The FFT of a real signal is Hermitian-symmetric, X[i] = conj(X[-i]) so the output contains only the positive frequencies below the Nyquist frequency. To compute the full output, use fft()

Parameters

• input (Tensor) – the real input tensor

• n (int, optional) – Signal length. If given, the input will either be zero-padded or trimmed to this length before computing the real FFT.

• dim (int, optional) – The dimension along which to take the one dimensional real FFT.

• norm (str, optional) –

  Normalization mode. For the forward transform (rfft()), these correspond to:

  • "forward" - normalize by 1/n

  • "backward" - no normalization

  • "ortho" - normalize by 1/sqrt(n) (making the FFT orthonormal)

  Calling the backward transform (irfft()) with the same normalization mode will apply an overall normalization of 1/n between the two transforms. This is required to make irfft() the exact inverse.
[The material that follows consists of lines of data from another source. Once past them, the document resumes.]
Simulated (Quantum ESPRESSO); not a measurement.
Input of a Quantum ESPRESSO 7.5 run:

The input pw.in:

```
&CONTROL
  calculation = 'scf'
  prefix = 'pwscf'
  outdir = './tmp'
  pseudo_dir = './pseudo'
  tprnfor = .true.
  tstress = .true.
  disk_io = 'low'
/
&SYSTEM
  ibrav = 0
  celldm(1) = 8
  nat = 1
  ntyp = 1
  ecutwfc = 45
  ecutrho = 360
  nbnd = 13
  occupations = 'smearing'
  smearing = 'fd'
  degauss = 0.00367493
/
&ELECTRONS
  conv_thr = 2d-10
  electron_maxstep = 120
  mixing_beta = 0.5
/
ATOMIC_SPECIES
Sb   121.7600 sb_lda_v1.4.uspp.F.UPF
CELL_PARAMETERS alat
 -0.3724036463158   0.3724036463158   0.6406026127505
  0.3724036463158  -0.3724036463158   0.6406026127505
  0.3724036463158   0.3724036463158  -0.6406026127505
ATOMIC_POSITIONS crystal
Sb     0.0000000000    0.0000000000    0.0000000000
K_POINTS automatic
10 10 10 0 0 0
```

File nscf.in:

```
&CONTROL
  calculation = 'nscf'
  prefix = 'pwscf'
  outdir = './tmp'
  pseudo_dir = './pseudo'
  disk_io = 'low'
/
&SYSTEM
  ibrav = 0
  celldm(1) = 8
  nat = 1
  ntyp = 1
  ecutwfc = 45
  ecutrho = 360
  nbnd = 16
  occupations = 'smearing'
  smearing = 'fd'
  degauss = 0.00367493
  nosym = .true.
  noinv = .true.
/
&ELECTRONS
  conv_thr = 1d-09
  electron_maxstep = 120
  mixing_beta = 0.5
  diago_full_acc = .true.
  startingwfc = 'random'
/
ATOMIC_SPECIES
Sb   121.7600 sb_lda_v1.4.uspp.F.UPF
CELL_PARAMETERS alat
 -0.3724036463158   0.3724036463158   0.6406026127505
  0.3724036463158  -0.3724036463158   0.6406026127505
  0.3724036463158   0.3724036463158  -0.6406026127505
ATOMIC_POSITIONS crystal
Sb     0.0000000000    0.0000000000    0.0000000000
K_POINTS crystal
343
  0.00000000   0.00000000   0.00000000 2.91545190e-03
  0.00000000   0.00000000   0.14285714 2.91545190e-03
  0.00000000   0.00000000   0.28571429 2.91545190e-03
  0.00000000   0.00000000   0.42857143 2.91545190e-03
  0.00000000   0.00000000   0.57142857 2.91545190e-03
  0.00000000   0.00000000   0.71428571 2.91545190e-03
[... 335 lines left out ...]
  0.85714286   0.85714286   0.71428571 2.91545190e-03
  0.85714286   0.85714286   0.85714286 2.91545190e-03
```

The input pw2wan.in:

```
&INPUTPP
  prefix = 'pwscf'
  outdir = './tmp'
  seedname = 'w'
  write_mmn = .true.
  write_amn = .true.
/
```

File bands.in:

  Default is "backward" (no normalization).

Example

>>> t = torch.arange(4)
>>> t
tensor([0, 1, 2, 3])
>>> torch.fft.rfft(t)
tensor([ 6.+0.j, -2.+2.j, -2.+0.j])

Compare against the full output from fft():

>>> torch.fft.fft(t)
tensor([ 6.+0.j, -2.+2.j, -2.+0.j, -2.-2.j])

Notice that the symmetric element T[-1] == T[1].conj() is omitted. At the Nyquist frequency T[-2] == T[2] is it’s own symmetric pair, and therefore must always be real-valued.

torch.fft.irfft(input, n=None, dim=- 1, norm=None) → Tensor

Computes the inverse of rfft().

input is interpreted as a one-sided Hermitian signal in the Fourier domain, as produced by rfft(). By the Hermitian property, the output will be real-valued.

Note

Some input frequencies must be real-valued to satisfy the Hermitian property. In these cases the imaginary component will be ignored. For example, any imaginary component in the zero-frequency term cannot be represented in a real output and so will always be ignored.

Note

The correct interpretation of the Hermitian input depends on the length of the original data, as given by n. This is because each input shape could correspond to either an odd or even length signal. By default, the signal is assumed to be even length and odd signals will not round-trip properly. So, it is recommended to always pass the signal length n.

Parameters

• input (Tensor) – the input tensor representing a half-Hermitian signal

• n (int, optional) – Output signal length. This determines the length of the output signal. If given, the input will either be zero-padded or trimmed to this length before computing the real IFFT. Defaults to even output: n=2*(input.size(dim) - 1).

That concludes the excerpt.